Slightly new format using the Wikipedia API

  1. Type in a Wikipedia page name
  2. Set in two dates, it’ll generate a JSON that includes comments, timestamps, and users, amount of data that was deleted or added per edit 3.Processing script builds a query to Wikipedia API from this info.
  3. Script parses this JSON for /* Section */ - will tell you when someone is editing a distinct section of an article and add those items to a new list.

From this new list we can build a dashboard that gives different metrics of “controversy” that describe each section of a wikipedia page.
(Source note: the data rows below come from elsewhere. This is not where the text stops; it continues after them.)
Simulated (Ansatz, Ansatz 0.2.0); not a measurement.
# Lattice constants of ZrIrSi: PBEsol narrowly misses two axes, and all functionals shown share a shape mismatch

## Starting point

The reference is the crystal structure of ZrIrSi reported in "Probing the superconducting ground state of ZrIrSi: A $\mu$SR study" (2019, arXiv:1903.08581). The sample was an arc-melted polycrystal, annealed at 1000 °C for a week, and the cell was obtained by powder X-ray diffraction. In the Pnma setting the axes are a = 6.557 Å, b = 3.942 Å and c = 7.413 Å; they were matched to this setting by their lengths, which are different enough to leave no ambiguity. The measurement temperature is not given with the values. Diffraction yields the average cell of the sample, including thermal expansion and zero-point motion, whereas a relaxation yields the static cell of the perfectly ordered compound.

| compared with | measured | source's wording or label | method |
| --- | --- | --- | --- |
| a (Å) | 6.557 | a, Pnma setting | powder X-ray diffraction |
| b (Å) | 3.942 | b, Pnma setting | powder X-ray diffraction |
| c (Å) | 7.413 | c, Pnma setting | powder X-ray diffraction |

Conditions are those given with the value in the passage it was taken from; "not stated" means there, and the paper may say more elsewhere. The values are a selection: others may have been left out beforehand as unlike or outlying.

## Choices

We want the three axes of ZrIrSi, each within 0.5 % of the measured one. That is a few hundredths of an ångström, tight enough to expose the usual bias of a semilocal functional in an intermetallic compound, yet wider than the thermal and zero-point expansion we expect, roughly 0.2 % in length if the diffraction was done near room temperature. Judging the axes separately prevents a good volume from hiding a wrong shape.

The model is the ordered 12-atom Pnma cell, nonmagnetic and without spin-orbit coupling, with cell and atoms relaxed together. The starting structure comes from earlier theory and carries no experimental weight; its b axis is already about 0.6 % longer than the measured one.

  • look at distinct sections and which areas had the most individual edits
  • look at which sections were edited by the most people
  • look at sections based on how much actual content was added or erased in this time: which could be a valuable measure of controversy. Sections that have nearly a 1:1 ratio of adds:erases while also having the most total number of characters added or erased means that they were more rapidly edited

This will involve some simple data manipulation based on the lists generated to find these values. Using MediaWiki’s API Sandbox tool has been incredibly useful in figuring out what’s possible with their API and easily experimenting with parameters.

Here’s a sample of a single element from the JSON.

Additionally, this could allow for comparing multiple pages! We could compile the metrics for each section to have an aggregate metric for each page, and use this to compare multiple pages with the same three main metrics for controversy.